At a news conference recently President Biden made a statement that might have seemed unremarkable: “Let’s get something straight here,” Mr. Biden said. “Until the region says unequivocally, they acknowledge the right of Israel to exist as an independent Jewish state, there will be no peace.”
In those 28 words, Biden described in a nutshell the entire Middle East peace process, past, present and future. With that statement, the president was not setting a condition for a peace agreement or referring to a clause carefully drafted by jurists that includes this acknowledgment of the right of Israel to exist. Instead, he was articulating a principle that is too often overlooked: Achieving peace will require a sincere and genuine internalization by everyone in the region, including the Palestinian national movement, of Israel’s legitimacy as a Jewish state.
The crux of the conflict is two genuine but competing national narratives.

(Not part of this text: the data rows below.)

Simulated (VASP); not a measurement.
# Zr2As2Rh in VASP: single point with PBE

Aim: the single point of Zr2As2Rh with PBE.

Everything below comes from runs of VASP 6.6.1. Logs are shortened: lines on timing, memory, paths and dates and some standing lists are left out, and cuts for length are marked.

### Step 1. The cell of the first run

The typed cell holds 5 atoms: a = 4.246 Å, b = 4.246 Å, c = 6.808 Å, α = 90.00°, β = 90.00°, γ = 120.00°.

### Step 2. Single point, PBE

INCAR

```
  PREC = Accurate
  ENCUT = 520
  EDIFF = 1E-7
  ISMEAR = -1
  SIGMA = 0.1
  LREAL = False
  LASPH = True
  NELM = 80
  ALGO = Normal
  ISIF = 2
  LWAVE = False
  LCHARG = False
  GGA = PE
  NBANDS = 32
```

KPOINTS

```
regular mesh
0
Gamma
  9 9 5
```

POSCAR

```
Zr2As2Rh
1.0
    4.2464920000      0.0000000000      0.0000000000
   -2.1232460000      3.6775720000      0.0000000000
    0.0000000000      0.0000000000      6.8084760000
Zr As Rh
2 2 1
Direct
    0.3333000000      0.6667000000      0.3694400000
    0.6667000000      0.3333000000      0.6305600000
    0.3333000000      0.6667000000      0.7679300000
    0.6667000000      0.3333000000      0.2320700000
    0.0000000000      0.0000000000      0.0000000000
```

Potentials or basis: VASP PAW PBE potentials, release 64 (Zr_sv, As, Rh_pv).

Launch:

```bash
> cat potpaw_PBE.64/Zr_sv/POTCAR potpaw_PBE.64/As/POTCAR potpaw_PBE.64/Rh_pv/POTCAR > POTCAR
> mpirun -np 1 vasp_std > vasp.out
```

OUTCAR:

The Jewish narrative is this: Our only national homeland is Eretz Yisrael, the Land of Israel, from which we were forcibly expelled by an empire. It is the place we yearned to return to during two millenniums of dispersion, oppression, persecution and massacre. This yearning is so strong that Jewish couples vow, in their most personal moments, under the wedding canopy, never to forget Jerusalem. When Theodore Herzl, a gigantic leader, converted that yearning into a movement — Zionism — we were able to finally fulfill our dream of returning to Israel.
The Palestinian narrative is as sincere as ours: We have lived in this land, in Falasteen, for centuries, they say. It is ours. The Jewish claim is, at best, folklore, if not a modern fabrication. Zionism is in their eyes a colonialist project. Jews do not belong to Falasteen; Jerusalem is Palestinian.